After a three-year investigation, the European Commission has ordered Amazon to pay $300 million, or about €250 million, in back taxes to Luxembourg, saying that the company’s regional headquarters in the country allowed Amazon to avoid paying taxes on much of its European profits between 2006 and 2014.

The Commission said that Amazon was benefitting from a tax arrangement with Luxembourg, considered a tax haven, that was illegal. Amazon’s holding company in the country, which is a limited partnership without offices, employees, or any business activity, was not subject to corporate taxes under Luxembourg’s tax laws.

“Luxembourg gave illegal tax benefits to Amazon,” said Margrethe Vestager, commissioner for the EU, in a statement. “As a result, almost three quarters of Amazon’s profits were not taxed…Member States cannot give selective tax benefits to multinational groups that are not available to others,” she continued.

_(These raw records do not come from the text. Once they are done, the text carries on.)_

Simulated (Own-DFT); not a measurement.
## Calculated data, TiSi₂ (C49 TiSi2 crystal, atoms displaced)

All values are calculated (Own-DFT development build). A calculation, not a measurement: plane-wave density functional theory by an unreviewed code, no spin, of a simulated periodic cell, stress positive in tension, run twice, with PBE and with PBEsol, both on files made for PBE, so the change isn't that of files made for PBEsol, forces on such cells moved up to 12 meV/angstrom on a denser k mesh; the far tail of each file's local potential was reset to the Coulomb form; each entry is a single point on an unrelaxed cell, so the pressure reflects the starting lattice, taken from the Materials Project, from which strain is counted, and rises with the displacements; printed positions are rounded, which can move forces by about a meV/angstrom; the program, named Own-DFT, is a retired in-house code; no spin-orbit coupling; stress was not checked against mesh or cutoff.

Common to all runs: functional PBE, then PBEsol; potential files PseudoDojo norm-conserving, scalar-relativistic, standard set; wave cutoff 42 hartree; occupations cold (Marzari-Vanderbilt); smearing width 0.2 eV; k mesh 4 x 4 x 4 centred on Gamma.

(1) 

Amazon initially entered into the tax arrangement with Luxembourg back in 2003, but it isn’t the only company that has done so. Thousands of other companies have based themselves in the small European country, notes Forbes. McDonald’s (MCD - Free Report) and French utility company Engie are also being investigated for their Luxembourg tax strategies.

Amazon’s tax struggles have managed to travel stateside as well. According to Forbes, the company was accused of transferring U.S. funds to its Luxembourg-based shell company in order to bypass paying $234 million in taxes for 2005 and 2006. While Amazon won the case against the IRS regarding this accusation, the IRS is reportedly appealing.

Meanwhile, the European Commission said it would take Ireland to court on Wednesday for failing to collect the $14.5 billion, or about €13 billion, in back taxes from iPhone maker Apple Inc. (AAPL - Free Report) by the deadline, which was this past January. Regulators found that Apple was paying a tax rate of just 0.005% compared to Ireland’s usual corporate rate of 12.5%.

And earlier this summer, EU regulators slapped Google (GOOGL - Free Report) with a record $2.7 billion antitrust fine, ruling that the search engine denied “consumers a genuine choice” by utilizing its popular search engine to unfairly guide them to its shopping platform. In other words, Google had been giving illegal priority placement to its own shopping service in search results, while pushing rivals’ search results to areas where buyers were much less likely to click.